As a personal prayer and study discipline, I read and reflect on the scripture reading of the day using a process of reflective Bible study called "Gospel Based Discipleship" or "African Bible Study."

"Gospel Based Discipleship" is a way of engaging the scripture by reading the text 3 times (usually in a different translation) and asking the following questions after each time it is read. Even though it's called "Gospel Based Discipleship," it doesn't mean that all the readings are from one of the Gospels. It's just a method of scripture reflection.

1. What one word, phrase, or idea stands out to you?
2. What is Jesus (or the reading) saying to you?
3. What is Jesus (or the reading) calling you to do?

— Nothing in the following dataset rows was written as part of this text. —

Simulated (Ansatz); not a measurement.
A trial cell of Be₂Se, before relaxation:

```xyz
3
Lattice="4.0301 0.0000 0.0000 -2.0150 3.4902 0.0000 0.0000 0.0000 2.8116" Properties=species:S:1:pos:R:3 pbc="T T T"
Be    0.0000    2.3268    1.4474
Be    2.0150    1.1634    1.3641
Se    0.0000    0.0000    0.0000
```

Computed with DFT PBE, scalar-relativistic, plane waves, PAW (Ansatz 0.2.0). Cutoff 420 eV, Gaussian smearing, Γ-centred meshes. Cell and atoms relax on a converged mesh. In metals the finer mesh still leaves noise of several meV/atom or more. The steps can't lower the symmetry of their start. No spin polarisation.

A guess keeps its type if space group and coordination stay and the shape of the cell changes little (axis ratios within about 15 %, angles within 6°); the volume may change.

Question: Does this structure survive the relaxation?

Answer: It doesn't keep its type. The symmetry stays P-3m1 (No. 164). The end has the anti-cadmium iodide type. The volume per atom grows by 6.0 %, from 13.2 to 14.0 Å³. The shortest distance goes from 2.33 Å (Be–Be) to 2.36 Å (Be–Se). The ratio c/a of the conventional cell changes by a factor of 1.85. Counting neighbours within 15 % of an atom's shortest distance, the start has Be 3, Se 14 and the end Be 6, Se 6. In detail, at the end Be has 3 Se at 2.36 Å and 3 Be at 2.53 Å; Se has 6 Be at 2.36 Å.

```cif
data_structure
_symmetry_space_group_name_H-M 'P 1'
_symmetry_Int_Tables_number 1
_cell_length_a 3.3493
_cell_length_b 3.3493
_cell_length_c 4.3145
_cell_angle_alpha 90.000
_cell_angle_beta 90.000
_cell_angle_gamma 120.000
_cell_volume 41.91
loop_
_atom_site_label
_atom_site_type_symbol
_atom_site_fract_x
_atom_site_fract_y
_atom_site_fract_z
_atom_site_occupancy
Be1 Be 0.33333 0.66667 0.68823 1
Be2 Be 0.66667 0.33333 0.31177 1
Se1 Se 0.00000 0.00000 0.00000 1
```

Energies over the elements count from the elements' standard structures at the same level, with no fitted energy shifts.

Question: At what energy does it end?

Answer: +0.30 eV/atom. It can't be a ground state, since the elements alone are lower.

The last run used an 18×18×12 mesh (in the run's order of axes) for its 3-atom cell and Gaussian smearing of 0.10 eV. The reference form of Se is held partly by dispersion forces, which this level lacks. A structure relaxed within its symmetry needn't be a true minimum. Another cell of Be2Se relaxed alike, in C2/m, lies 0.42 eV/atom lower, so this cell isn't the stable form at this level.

I hope that this blog will enhance your own spiritual discipline as you read, mark, learn, and inwardly digest God's Holy Word.

Tuesday, March 20, 2012

Mark 8:1-10 (NRSV)

In those days when there was again a great crowd without anything to eat, he called his disciples and said to them, "I have compassion for the crowd, because they have been with me now for three days and have nothing to eat.  If I send them away hungry to their homes, they will faint on the way and some of them have come from a great distance."  His disciples replied, "How can one feed these people with bread here in the desert?"  He asked them, "How many loaves do you have?"  They said, "Seven."  Then he ordered the crowd to sit down on the ground; and he took the seven loaves, and after giving thanks he broke them and gave them to his disciples to distribute; and they distributed them to the crowd.  They had also a few small fish; and after blessing them, he ordered that these too should be distributed.  They ate and were filled; and they took up the broken pieces left over, seven baskets full.  Now there were about four thousand people. And he sent them away.  And immediately he got into the boat with his disciples and went to the district of Dalmanutha.

Feeding the Four Thousand, Giovanni Lanfranco circa 1620

The forefront of the passage for me is “They ate and were filled.”  Just last Thursday we experienced the miracle of Jesus feeding the 5000+ with five loaves and 2 fish at the end of the 6th chapter of Mark.   And now, in Chapter 8, Jesus has done it again…  feeding over 4000+ with just seven loaves and 3 fish.  The fact that everyone ate and was filled stands out.

Large crowds continue to follow Jesus everywhere he goes.  They have been with him for 3 days and have nothing to eat.  It seems that they would have remembered the previous account, and not wondered how it is possible that Jesus is able to feed them.  Again, Jesus takes what is available, 7 loaves and 3 fish, blesses, breaks, and distributes the food to the crowd.  Everyone ate and was filled.  7 baskets of left overs were taken up.

The feeding stories have layers of meaning to include Jesus’ ability to provide what you need from what you bring him.  In both cases, everything they had was given to Jesus.  In this case, a mere seven loaves of bread.  These were most likely small barley loaves (simple bread of those that are not wealthy), which makes the miracle that much more miraculous.  The other thing that means something in the context of the story is the location.  The desert and the wilderness is a place of demons and evil.  The wildness of the woods was outside the safety of the city and not a place people went.  One only went into the wilderness for necessary reasons.  The fact that Jesus retreated there and people followed tells us what kind of magnet draw he had on them.

I understand the call today as “be filled.”  We should be filled with what God provides for us.  We trust and give and love and share and provide to one another.  In that, God fills us, physically, mentally, and spiritually, as we seek to serve God.  In the wildernesses of our lives, God is there with us, helping us and directing us, feeding us, and getting us through.